Lesson 9: Derivative as a function

# Connecting f and f' graphically

More practice with the relationship between the graph of a function and the graph of its derivative. Created by Sal Khan.

## Want to join the conversation?

• Is it true that if you keep on taking the derivatives of a formula, and graphing the derivative, and then the derivative of that, and then the derivative of that, of a wavy line, the amplitude will continue to decrease and the frequency will continue to increase?
• The effect of repeatedly taking derivatives depends on the nature of the function. Repeatedly taking derivatives of polynomials wipes them out, as the highest order term keeps getting reduced until it becomes a constant and then zero. Repeated derivatives of sine or cosine wrap around in a cycle every four times: sin, cos, -sin, -cos, and back to sin. For hyperbolic sine and cosine the cycle is just two: the derivative of sinh is cosh, and the derivative of cosh is sinh. Most impressive of all, e^x is its own derivative, so that no matter how many times you take the derivative you keep getting the same thing, e^x.
• Sorry that was bad phrasing, my english is not very good. Let me rephrase it. I noticed that when the derivative of y=f'(x) is graphed, it has the same x intercepts as y=f(x). Is this a coincidence or is it a theorem? Can anyone please explain or link me? Thanks! :)
• Here, it's actually just a coincidence. When the second derivative (derivative of the derivative) touches the x-axis, the derivative of the function usually goes from decreasing to increasing or vice versa. In this graph, that just seems to happen at the x-intercepts of f(x). Since at the x-intercepts of f(x), the graph's speed goes from increasing to decreasing or vice versa, the x-intercepts of f(x) and the x-intercepts of the second derivative of f(x) are the same. This is just a coincedence, though, and won't always happen.

I hope this helps!
• Has anyone clearly understood why the green function cannot be f(x) and yellow function, f'(x)?
I think that I repeatedly played the video, but my confusion is not cleared.

Thanks.
• for a function to be f'(x) it should denote the slope of f(x) at that value of x . Consider the part to the extreme left. The slope of the green function is positive but at that value of x the value of the yellow function is negative. So The yellow function cannot be f'(x) . Now, the slope of the yellow function is clearly depicted by the green function so the green function has to be f'(x) and f(x) has to be the yellow function
• at Sal says that the derivative of f(x) should be going downwards or decreasing how did he know that from "eyeballing" it?
I thought the derivative would be positive whenever the function was sloping upwards.u.. but I guess not :(
• Be careful.
You are correct that f '(x) is positive for the whole left side of f(x) where the slope is positive (so say for x values -10 to -4). But f '(x) is only "increasing" from -10 to around -7.5. It's difficult to see on the curve for f(x) but obvious looking at f '(x).

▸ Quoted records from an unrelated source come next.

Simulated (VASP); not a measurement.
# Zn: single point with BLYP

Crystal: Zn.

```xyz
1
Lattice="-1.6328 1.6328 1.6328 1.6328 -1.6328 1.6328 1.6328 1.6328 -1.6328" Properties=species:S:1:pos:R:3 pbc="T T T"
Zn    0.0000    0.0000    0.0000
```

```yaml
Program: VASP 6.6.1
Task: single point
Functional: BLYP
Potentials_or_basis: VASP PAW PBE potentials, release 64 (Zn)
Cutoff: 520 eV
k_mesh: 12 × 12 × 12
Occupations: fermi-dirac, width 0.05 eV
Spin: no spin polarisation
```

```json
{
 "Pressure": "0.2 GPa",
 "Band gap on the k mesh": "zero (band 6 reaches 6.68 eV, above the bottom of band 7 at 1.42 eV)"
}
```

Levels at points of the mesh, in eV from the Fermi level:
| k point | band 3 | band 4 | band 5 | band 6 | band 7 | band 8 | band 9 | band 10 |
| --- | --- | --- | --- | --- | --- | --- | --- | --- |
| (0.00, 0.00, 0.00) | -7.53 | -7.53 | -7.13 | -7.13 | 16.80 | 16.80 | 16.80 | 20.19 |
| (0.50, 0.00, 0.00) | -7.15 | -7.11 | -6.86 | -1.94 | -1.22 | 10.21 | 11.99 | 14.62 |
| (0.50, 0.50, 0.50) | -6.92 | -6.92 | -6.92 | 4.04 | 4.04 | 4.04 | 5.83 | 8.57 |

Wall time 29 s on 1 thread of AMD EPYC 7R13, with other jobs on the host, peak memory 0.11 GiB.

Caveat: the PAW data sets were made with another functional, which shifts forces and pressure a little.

If you were to get the slope of f(x) at the far left it would be increasing 1, 2, 3 and peaking at 4 around x = -7.5. Then decreasing to 3, 2, 1, 0. Note that those decreasing values 3, 2, 1 are still positive. Again its not easy to see just looking at f(x) but the graph of f '(x) makes it clear.

Hope that helps!
• Sal, where can I get the derivative intuition module?
• Do a sreach in the KA searchbar for "derivative intuition module".
• If you equate the derivative to zero, does that mean that the function would change direction?
• Is the slope of the tangent line (derivative) of a point on f(x), the the value of the point on the graph of f '(x) or is it the slope at that point on f '(x)?
• How can you say that the slope of the tangent is 2-half?